Vasp

Date created: 2025-11-02, Last modified: 2025-11-02

vasp parallelization

vasp uses two main parallelization types to distribute the computational load across CPUs.

mpi (message passing interface)

concept: allows independent processes (ranks) to communicate by sending messages, typically across different cores and nodes.

vasp role: the primary scaling method. Each MPI process handles a fraction of the total workload (e.g., k-points or bands). Control Point: the core count specified in the job script (mpirun -n N or #SBATCH –ntasks=N).

shared memory parallelization (ncore)

concept: allows multiple computational threads within a single MPI process to share memory.

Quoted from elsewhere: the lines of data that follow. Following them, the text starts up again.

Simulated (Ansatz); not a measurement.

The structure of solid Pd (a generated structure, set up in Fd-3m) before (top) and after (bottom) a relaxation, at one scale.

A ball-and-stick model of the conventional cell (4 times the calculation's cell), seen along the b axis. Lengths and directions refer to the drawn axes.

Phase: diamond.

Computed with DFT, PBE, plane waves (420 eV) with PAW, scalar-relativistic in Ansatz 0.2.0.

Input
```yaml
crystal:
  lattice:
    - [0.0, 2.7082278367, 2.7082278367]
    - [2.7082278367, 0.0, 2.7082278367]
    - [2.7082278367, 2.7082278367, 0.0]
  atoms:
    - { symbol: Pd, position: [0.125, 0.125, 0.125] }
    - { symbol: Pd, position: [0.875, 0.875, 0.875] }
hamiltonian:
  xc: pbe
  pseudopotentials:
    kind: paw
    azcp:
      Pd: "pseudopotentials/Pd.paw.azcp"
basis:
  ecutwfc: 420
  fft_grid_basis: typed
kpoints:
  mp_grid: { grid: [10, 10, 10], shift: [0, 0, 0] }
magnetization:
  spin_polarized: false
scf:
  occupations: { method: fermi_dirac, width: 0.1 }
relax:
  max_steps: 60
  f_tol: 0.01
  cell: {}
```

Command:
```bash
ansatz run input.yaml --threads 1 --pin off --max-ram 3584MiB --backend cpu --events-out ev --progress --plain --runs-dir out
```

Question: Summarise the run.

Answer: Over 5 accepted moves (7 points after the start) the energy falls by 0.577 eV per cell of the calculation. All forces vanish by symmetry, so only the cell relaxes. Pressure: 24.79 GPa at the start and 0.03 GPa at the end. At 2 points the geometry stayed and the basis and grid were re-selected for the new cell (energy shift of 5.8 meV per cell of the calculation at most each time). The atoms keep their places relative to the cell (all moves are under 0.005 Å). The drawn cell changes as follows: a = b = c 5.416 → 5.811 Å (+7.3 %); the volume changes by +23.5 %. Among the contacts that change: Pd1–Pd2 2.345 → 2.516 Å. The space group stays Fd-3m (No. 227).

vasp role: Used to accelerate memory-intensive operations (FFTs, diagonalization). Control Point: the NCORE tag in the INCAR file.

resource definitions

Core ($\mathbf{N_{\text{cores}}}$): the total number of CPU threads allocated to your job (the ‘N’ in mpirun -n N). Node ($\mathbf{N_{\text{nodes}}}$): A physical server containing multiple cores. Your request, –nodes=1, means all processes run on the same server.

💻 Hardware Request Settings (SLURM/PBS)

the key is requesting a core count that is highly divisible.

the Core Count Rule

Choose a number of cores that is a highly composite number to allow for flexible and efficient parallel grouping (NCORE and KPAR). When number of cores are 32, divisors: 2, 4, 8, 16 are best for vasp parallelization.

Slurm settings

#SBATCH --ntasks-per-node=32

MPI Execution (must match the request)

$MPIRUN -n 32 $VASP_DIR/bin/vasp_std &> vasp.out

⚙️ vasp Parallelization Settings (INCAR Tags)

These tags define how the total allocated cores are internally divided.

$\mathbf{NCORE}$ (the Primary Parallelization Flag)

Purpose: Controls the number of cores that work together in a single shared-memory group. Principle: When vasp runs with $N_{\text{cores}}$, $NCORE$ divides the job into groups: $\text{Number of Groups} = \frac{N_{\text{cores}}}{NCORE}$

Expert Recommendation: Set $\mathbf{NCORE}$ to a divisor of $N_{\text{cores}}$ that is close to $\mathbf{\sqrt{N_{\text{cores}}}}$.

For 32 cores: $\sqrt{32} \approx 5.66$. Optimal NCORE: 4 or 8. Start with 8.

Note: Use $\mathbf{NCORE=1}$ only for very small systems where communication overhead is high.

$\mathbf{KPAR}$ (K-Point Parallelization)

Purpose: Divides the k-point list among core groups. Each group calculates a subset of k-points independently. Constraint: $\mathbf{KPAR}$ must evenly divide both the total cores ($\mathbf{N_{\text{cores}}}$) and the k-points ($\mathbf{N_{\text{kpoints}}}$). Recommendation: Start with $\mathbf{KPAR=1}$ (default). Only increase $\mathbf{KPAR}$ if $\mathbf{N_{\text{kpoints}}}$ is high (e.g., > 100).

$\mathbf{LPLANE}$ (Memory Parallelization)

Purpose: Controls the distribution of the plane-wave basis set across the cores, reducing the memory load on individual processes. Recommendation: Set LPLANE = .TRUE.. This is highly recommended for large-scale calculations or systems with high ENCUT values.

📈 Performance Verification (OUTCAR Analysis)

Check the end of the vasp OUTCAR file after a short test run.

Check Settings: vasp prints the final parallelization setup:

NCORE = 8 KPAR = 1

Verify these match your INCAR inputs.

Analyze Timing: Look for the General and Subroutines timing table. Goal: the time for the self-consistency cycle (e.g., RMM-DIIS or ZGEMM) should be minimized.

Warning Sign: If MPI Communication time is large, your $\mathbf{NCORE}$ might be too high, indicating communication overhead is dominating computation.